TOUR’15: The Long Wait
Roadside Report Stage 4: I wrote about anticipation on Saturday, that feeling when the race is about to start. Today is different: there are already so many scenarios at play, and so many people either out injured or compromised by time, that we know the stories being written. The Tour is alive and its coming to us on the cobbles, we just have to wait.
Last night’s arrival in Lustin was a fantastic surprise, as our room looked south over the Meuse river valley. There are some parts of the Ardennes that aren’t the prettiest, due to the legacy of the heavy industries, and heavy goods trains grumbled along the riverside far below us, forty cars long and more. Despite that, looking across to Profondeville was a view well worth the wait.
There was a lot of waiting today – it was that kind of stage. The route was a pretty straight south-westerly, making seeing the race more than once with such heavy Tour traffic too risky. We chose a one-stop strategy, heading for the first of the day’s cobbles at Pont-á-Celles, aiming to arrive early.
Pont-á-Celles is a small Wallonian village named for a monastery founded by the Belgian apostle Saint Amand, and ended up giving its name to what is now a municipality of 16,000 people. Jazz legend Django Reinhardt was born not far away in Liberchies.
Even before the caravan had tooted its way into our consciousness the roads were closing up, but we managed to jam the hire car into a crevice by the roadside. The opening scenario for today’s battle was just a short five-minute walk away.

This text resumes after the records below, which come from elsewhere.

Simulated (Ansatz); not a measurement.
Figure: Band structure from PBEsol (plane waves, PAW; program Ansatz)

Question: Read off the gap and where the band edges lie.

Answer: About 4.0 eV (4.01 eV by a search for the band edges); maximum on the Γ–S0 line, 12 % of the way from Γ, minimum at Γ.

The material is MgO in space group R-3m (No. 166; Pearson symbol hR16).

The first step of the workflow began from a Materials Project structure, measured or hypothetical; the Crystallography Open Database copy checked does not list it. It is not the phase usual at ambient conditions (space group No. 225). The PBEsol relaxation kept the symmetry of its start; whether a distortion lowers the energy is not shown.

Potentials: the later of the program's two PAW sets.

Check the gear: cameras, batteries, sun lotion, water (lots), food, patience and tolerance (loads). You need the last two in good supply, especially if you’re a parent trying to keep a family of kids organised, safe, entertained and engaged for a day that gets such a short pay-off at the end. It’s a bit like waiting for your favorite song to play on the radio all day, but it’s the Ramones blasting through ‘Judy is a punk’ in a minute-and-a-half.
The Tour is a race where you can stand for three hours knowing that twelve seconds before the riders arrive an enormous man will decide your spot is obviously the best one, stand right in font of you, then look round once the riders have gone: “Good, wasn’t it?” Patience, tolerance.
When the caravan arrives, there is the usual, embarrassment-free scramble where grown men would sacrifice their children for a shower cap or a fridge magnet. It’s not like a regular day; the Tour brings it out in people. If your life just won’t be complete without a cow keyring, then you know where to go!
The kids are getting restless, but it pays to be prepared. There’s a young German couple next to me who eventually hop down onto the cobbles to waltz; two very old men with walking sticks stand on the road as the press and official vehicles come by, not even offering a suggestion of moving.
A family of parents + four kids are opposite me. The parents put on a curtailed display of public affection, which the kids stop dead in embarrassment.
In-depth discussions about the state of the modern bike world are going on all around, but it’s all about the wait. It’s the police helicopters that shudder overhead first of all, as the slate-grey sky threatens to unleash hell on the cobbles.
This sector of pavé is just over a mile, and it’s not quite a five-star nightmare that might hit the Paris-Rubaix peloton, but it’s bad enough. A little kid sticks his fist between the stones, and I notice plenty of shards of glass along the way, which I’m guessing get shaken loose from any refuse wagons picking glass for recycling.
A quickening wave of press vehicles and photo motos roar through; the break is there with Thomas de Gendt leading Frédéric Brun (Bretagne-Séché Environnement), Astana’s Lieuwe Westra and Perrig Quémeneur from Europcar.
After pulling back from the first wave of excitement, the fans can’t hold back and start encroaching onto the road as soon as possible.
After all the standing, I don’t have enough time to think before the main field comes thundering by. Chris Froome clattering away like loose change in a washing machine; Alex Dowsett bodyguarding Nairo Quintana on the far side. BMC have a platoon of foot soldiers for their general Tejay van Garderen.
It’s incredible, terrifying, how close we are to the riders; it needs trust on all sides, as the Tour rockets past, and with miraculously few incidents. I can’t say for sure that no selfie sticks will be harmed by the riders though.
The field is more or less together, but there are a lot of grimaces; Michael Matthews comes by, mummified after yesterday’s crash. Last on stage three and, eventually, last on stage four, but he’s hanging in with such guts and determination that he deserves a more fitting nickname than ‘Bling’.
The agonised faces of men who know they still have six more cobbled sectors to survive before a rest are scrunched with effort; it’s a testament to the bravery of these guys that at least two of them rode through today having popped their dislocated shoulders back in to keep going.
What passes for normality on Tour de France sets in quickly; temporary camps are packed away, cars and bikes retrieved from improbable positions and an unstoppable human tide pours away from Pont-á-Celles, carrying us in its wake.